After a devastating earthquake struck Portage, Alaska in 1964, Diamond Jim’s Liquor Store relocated to a spot along the Seward Highway. The land chosen for the new location had passed into the Bureau of Land Management’s control in 1917, at which time the law required 50 feet of open space on either side of the road. When Diamond Jim’s sign went up, it toed the line, but a new law in 1954 expanded the right of way to 150 feet from the centerline. This put Diamond Jim’s out of compliance, but Alaskan Governor Egan promised owner Mary Lou Redmond that the sign could stay. 

The sign flew under the radar for years, but in 2004, federal funding for highway improvements began to flow into Alaska and the government took notice. Not only was the sign in violation of federal highway requirements, it also ran afoul of a 1998 voter-approved initiative to remove all commercial advertisements from the sides of highways.  

In 2006, the Alaskan Department of Transportation (DOT) received a letter from the Federal Highway Administration informing them that the right of way along the Seward Highway was not clear of encroachments and that the offending business signs had to be moved. Thirty businesses worked with the DOT and eventually moved their signs (some within hours of the deadline), but Diamond Jim’s held out. The federal government gave the state a choice: move the sign, or reimburse the 20 million dollars spent on highways so far. Redmond refused and is quoted as saying “I’ll chain myself to the sign if I have to.”
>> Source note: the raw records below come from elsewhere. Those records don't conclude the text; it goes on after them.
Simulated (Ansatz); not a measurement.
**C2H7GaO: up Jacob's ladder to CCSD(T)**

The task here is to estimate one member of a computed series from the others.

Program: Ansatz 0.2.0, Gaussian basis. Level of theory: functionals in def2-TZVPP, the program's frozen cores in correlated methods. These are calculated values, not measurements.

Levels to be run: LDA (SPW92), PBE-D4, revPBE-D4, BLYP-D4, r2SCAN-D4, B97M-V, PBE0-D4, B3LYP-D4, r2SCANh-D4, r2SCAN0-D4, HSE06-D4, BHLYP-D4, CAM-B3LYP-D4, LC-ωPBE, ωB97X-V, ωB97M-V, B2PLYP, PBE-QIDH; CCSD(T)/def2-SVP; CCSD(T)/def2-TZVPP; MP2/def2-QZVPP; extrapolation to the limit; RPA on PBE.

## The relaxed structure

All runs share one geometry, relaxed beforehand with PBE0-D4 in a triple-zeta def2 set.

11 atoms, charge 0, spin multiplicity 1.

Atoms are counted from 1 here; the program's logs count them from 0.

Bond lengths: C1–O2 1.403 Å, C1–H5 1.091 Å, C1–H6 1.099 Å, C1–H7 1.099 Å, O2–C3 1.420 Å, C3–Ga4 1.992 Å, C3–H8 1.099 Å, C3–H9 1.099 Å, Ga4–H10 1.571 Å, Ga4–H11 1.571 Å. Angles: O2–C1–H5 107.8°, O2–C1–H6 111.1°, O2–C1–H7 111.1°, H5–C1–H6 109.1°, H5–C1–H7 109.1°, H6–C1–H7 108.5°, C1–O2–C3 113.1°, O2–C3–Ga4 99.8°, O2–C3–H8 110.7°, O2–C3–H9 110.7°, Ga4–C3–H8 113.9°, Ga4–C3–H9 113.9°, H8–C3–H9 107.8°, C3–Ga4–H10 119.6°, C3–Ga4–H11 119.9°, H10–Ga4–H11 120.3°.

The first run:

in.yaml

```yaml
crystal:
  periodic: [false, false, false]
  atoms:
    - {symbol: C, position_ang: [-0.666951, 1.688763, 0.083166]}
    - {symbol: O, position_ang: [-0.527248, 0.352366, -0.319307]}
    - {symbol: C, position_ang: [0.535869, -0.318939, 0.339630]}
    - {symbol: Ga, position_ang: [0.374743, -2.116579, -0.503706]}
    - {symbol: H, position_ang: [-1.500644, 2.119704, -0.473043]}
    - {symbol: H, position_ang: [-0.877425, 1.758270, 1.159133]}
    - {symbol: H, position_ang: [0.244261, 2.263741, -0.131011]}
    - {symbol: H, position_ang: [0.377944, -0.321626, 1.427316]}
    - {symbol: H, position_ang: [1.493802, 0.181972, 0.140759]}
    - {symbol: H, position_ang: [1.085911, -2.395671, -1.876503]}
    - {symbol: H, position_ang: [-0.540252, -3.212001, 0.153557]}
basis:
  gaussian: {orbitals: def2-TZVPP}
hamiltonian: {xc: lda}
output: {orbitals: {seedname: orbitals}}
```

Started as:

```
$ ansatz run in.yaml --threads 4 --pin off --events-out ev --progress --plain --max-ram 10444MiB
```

Eventually, word of the standoff had reached the office of Alaskan State Representative Mike Hawker. He proposed several compromises, none of which came to fruition, and at one point offered to chain himself to the sign alongside Redmond. A deadline for the forcible removal of the sign was set for 2017, but in 2016 Alaska State Senator Mark Begigh got involved, and after some negotiations on behalf of Redmond, the sign was granted a two-year stay of execution. Redmond took the opportunity to repaint the sign and fix some burned-out bulbs. 

While the deadline has come and gone, and Diamond Jim’s has since closed, as of summer 2024 the sign still remains, a testament to the independent Alaskan spirit.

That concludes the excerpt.